Mugshot, Maynooth, 2009

It’s time again, I need a new passport and thus some up-to-date photos of myself. Possessing all that photographic gear, why not try to make them myself? Last time I paid 11 EUR for them and the main street photographer just used a trusty old Canon 350D with a cheapish Sigma 18-200mm lens (from what I remember, set to around 60mm i.e. 96mm considering the 1.6x crop factor), plus some minor studio equipment: In short, nothing a mere mortal couldn’t reproduce.

I then had a read up on the official specs of the Bundesdruckerei (the German Federal Printing Office) and decided that the conditions there aren’t too hard to meet either.

So I set up my two studio flashes with their softboxes in our living room, tethered the camera to LightRoom, grabbed a remote release, and off I shot. Here’s a small making-off shot. After about 10 shots of adjusting my head, I finally go the image right (as far as I can see).

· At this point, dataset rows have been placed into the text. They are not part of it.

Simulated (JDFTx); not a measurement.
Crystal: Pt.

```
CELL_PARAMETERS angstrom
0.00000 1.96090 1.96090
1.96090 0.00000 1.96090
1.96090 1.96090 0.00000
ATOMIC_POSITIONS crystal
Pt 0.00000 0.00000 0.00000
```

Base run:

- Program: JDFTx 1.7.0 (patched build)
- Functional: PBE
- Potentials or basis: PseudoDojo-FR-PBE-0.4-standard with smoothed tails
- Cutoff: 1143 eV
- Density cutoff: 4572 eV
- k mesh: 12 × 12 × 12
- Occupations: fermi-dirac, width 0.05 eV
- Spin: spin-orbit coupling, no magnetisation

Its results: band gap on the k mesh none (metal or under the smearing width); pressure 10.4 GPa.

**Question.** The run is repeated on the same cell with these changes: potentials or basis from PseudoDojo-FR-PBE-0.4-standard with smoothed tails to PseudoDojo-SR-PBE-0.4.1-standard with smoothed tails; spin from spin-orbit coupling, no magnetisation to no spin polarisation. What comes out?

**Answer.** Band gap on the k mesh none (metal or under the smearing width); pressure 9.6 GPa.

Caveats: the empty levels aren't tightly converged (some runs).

Finally some pimple-removing (this photo will be on my passport for 10 years, so a bit of vanity is o.k.) and more importantly: careful cropping according to the specifications (35x45mm, with nose, eyes, chin etc. in appropriate locations), and I was done. To get prints, I reproduced the picture eight times on a 6×4 canvas and dropped the file off at the chemist.

While I don’t know if the embassy will take it, I don’t know why they shouldn’t. I’ll let you know if it worked!

UPDATE: It worked perfectly fine. Ironically, the guy on the counter next to me went to a local photographer to get his passport picture taken, and they rejected it!


  1. They really did work — the embassy accepted them without even blinking (but still having checked them with their official template).

    In fact, there was a girl on the counter next to me whose photos made by a professional photographer were rejected (!) because they were not made according to the relatively strict standards. She had payed 25 EUR for them…

  2. Oh my god! I wonder why it is so much more complicated to get a passport in the embassy compared to the procedure in any German city hall.

  3. Not a 100% sure, but I’d be really, really surprised if they accepted it in digital form. There’s a lot of “physical” stuff you have to hand in anyway, like copies of your birth certificate etc. (for which you have to show them the original, while you’re there, as far as I understand it)…

  4. Could you try to find out if the embassy also accepts digital images? Or do they forward the hard copy of your passport application to the Bundesdruckerei?